As the two veteran forwards and many others stated post-practice, the timing of the break couldn’t have come at a better juncture. Nashville’s record has been less than ideal over the past three weeks, and with the stretch drive toward the postseason having arrived, an opportunity to recharge and refocus was welcomed and embraced.

“I wish we could do it all the time,” goaltender Pekka Rinne said of the extended practice session. “We’ve had such a demanding schedule that we’ve had to take a lot of days off to rest. It’s nice to get out there as a team and really work on things…We have 10 more games to go and a lot of time to get our game ready for the playoffs.”

Combos & Pairings:

The Preds had a shakeup in their forward lines Thursday, with each of the four trios featuring at least one new addition than what was seen during Tuesday night’s loss to Minnesota. Coach Laviolette was quick to caution, however, that these aren’t necessarily what the Preds may go with come Saturday against Buffalo.

“We’re just looking at things right now,” Laviolette said of the lines. “We’re not sure where we are from a health point, so we’re just looking at things.”

Forward Colin Wilson left practice approximately halfway through and did not return. Wilson departed as a precaution and was evaluated for a lower-body injury.

Forward James Neal also missed practice with an upper-body injury. Neal has been out of the Preds lineup since Saturday with the ailment. Forward Eric Nystrom also remains out with a lower-body injury.

Thursday’s trios and pairings were as follows:


Wilson – Ribeiro – Bourque

Cullen – Fisher – Smith

Forsberg – Jarnkrok – Stalberg

Beck – Gaustad – Santorelli


Josi – Weber

Jones – Franson

Ekholm – Ellis

Bartley – Volchenkov


Pekka Rinne

Carter Hutton

3-on-3 OT?

The annual NHL General Managers meetings took place earlier this week in Boca Raton, Florida, with the GM’s making a few recommendations for possible rule changes and tweaks to the game to be considered.

Perhaps most notable was the proposition to utilize a regular season 3-on-3 overtime format, beginning next season, in an attempt to cut down on the number of games that are decided in a shootout.

The GM’s aren’t yet certain as to whether they’d like to start with the current 4-on-4 overtime format and transition into 3-on-3, or start with 3-on-3 altogether, and they’ll wait to hear feedback from the NHL Players’ Association in the meantime.

So what’s the feeling in the Preds locker room on the potential change?

“I think it’s good, I like it,” Cullen said of 3-on-3 overtime. “I don’t have any issues with the shootout, I like the shootout fine, but to a certain extent, it seems like it has run its course a bit. To have the 3-on-3 following a 4-on-4 is good, and I like that a lot.”

“I like the idea,” Fisher said. “I’m not the biggest fan of shootouts, so anything that can reduce the shootouts, I think it’s a good idea. I think it’ll be better for the fans too; I know some people like the shootouts, but I prefer to settle it during the game. If it’s 3-on-3, I think you’re going to get more scoring opportunities, and I like it.”

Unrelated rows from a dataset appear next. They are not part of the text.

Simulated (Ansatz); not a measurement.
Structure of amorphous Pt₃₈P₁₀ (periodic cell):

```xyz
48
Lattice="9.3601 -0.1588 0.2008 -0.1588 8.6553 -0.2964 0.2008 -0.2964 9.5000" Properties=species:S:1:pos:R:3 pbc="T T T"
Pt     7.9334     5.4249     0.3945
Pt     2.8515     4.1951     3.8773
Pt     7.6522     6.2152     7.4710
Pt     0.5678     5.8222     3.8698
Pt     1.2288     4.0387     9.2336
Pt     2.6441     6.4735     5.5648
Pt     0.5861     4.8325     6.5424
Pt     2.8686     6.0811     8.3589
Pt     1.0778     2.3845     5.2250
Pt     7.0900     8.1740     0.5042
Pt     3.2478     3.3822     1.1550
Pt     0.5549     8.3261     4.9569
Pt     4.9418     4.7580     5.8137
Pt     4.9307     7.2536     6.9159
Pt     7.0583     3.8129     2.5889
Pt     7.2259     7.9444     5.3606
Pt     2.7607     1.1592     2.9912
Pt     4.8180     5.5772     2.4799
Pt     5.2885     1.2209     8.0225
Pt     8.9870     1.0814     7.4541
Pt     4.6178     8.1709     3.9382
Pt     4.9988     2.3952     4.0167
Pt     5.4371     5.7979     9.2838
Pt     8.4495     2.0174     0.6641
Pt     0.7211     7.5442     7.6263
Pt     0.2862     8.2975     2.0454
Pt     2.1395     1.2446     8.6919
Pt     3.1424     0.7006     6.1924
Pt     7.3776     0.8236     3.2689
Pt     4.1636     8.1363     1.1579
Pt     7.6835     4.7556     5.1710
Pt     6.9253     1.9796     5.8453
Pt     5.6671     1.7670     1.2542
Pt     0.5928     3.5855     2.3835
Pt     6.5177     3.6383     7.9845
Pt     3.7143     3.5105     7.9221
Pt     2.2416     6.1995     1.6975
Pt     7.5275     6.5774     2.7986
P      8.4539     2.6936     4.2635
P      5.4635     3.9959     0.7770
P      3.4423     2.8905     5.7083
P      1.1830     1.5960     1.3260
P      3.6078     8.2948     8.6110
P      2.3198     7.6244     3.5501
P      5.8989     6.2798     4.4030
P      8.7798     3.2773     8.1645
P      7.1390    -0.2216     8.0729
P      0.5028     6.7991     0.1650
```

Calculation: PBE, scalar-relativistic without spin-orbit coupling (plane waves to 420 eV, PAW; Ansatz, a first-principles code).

Rookie forward Filip Forsberg, who has one overtime goal this season and another three in the shootout, has seen 3-on-3 play already, to a point.

“I’ve tried it at the [Predators] Rookie Tournament and we scored a goal basically right away,” Forsberg said. “They had a 2-on-1 and then two of our guys got the puck back, I jumped on the ice and we got our own 2-on-1 the other way. That’s just how it’s going to be, lots of back and forth.

“I don’t really agree with people that say the shootout is a lottery. There are players that practice and know how to score in it, and that’s fine. I think the fans like it too, there’s always excitement when the game goes to a shootout. But if the League wants to end the game, especially in OT, then 3-on-3 is for sure the right way to go.”

Players like Forsberg, Fisher and Cullen are among those who may be relied upon to try to end the game in that situation, but what about those that could be tasked with facing those odd-man rushes over and over again?

“I’m sure if it’s 3-on-3, it’ll create a lot more room, a lot more 2-on-1’s going back and forth,” Rinne said. “If one player goes down, it’s an odd man rush right away, so I think it would create more offense. Obviously as a player, you want as many games as possible to be decided during regulation or overtime playing hockey, not in the shootout.”

Missing Chiclets:

Hockey players with a missing tooth or two isn’t anything new. With pucks, sticks and other objects flying around the rink, the loss of an incisor at some point in any player’s career is a likely occurrence.

On Saturday in Los Angeles, it was forward Taylor Beck’s turn to part with a chiclet, thanks to a puck that caught him up high. After some dental work upon returning to Nashville, it was back to normal…kind of.

“I was eating dinner last night and I started chewing on my new tooth that they put in (after it fell out again), so I went back this morning and got it put back in,” Beck said with a laugh. “It’ll be a couple weeks until I get it [permanently in], but it’s part of the game.”

Beck’s unfortunate run-in with a biscuit paved the way for some friendly jabs from his teammates, including one who was disappointed that the forward elected to fix things up.

“For Becker, I think it cleans him up a bit,” defenseman Ryan Ellis quipped. “He’s a pretty scary looking guy and maybe it adds a little personality to him.”

“He didn’t rock it too long,” Rinne laughed. “He got it fixed pretty fast, and I guess he didn’t like it. I always like it, it makes guys look funny and I wish they would keep it out.”

Easy for a goaltender, who always wears a mask, to say.

“No, [I’ve never lost one],” Rinne said. “Knock on wood.”


Peter Laviolette on the feeling in the locker room headed into the final 10 games:

“It’s frustrating because nobody wants to lose games. You do a lot of things right and there’s things that you can do better, or you’re not getting the results that you want. It can be frustrating, but our group’s got a lot of confidence in the fact that we’ve won a lot of games this year. We got back to work on some things, and I think that’ll help with the confidence as well.”

Laviolette on working on different aspects as the playoffs approach:

“I don’t know if there’s one primary thing. I guess you could work on a lot of things, so we didn’t just focus on one thing on the ice today, nor will we tomorrow. We want to get back to good working habits in practice, a chance to work on specialty teams, a chance to work on your system and your game, chance to get fresh, chance to show some things on video; so the time down the stretch here allows us an opportunity to get back to work, back to business.”

Taylor Beck on being utilized as a net-front presence on the power play:

“Anytime you can get on the power play, you want to take advantage of it, and we’ve been working to get a net-front presence in front of their goalie. That’s how you’re going to score in this League on the power play. The goalies are too good if they’re seeing the puck, so I’m going to do everything I can to get to the front of the net and see what happens.”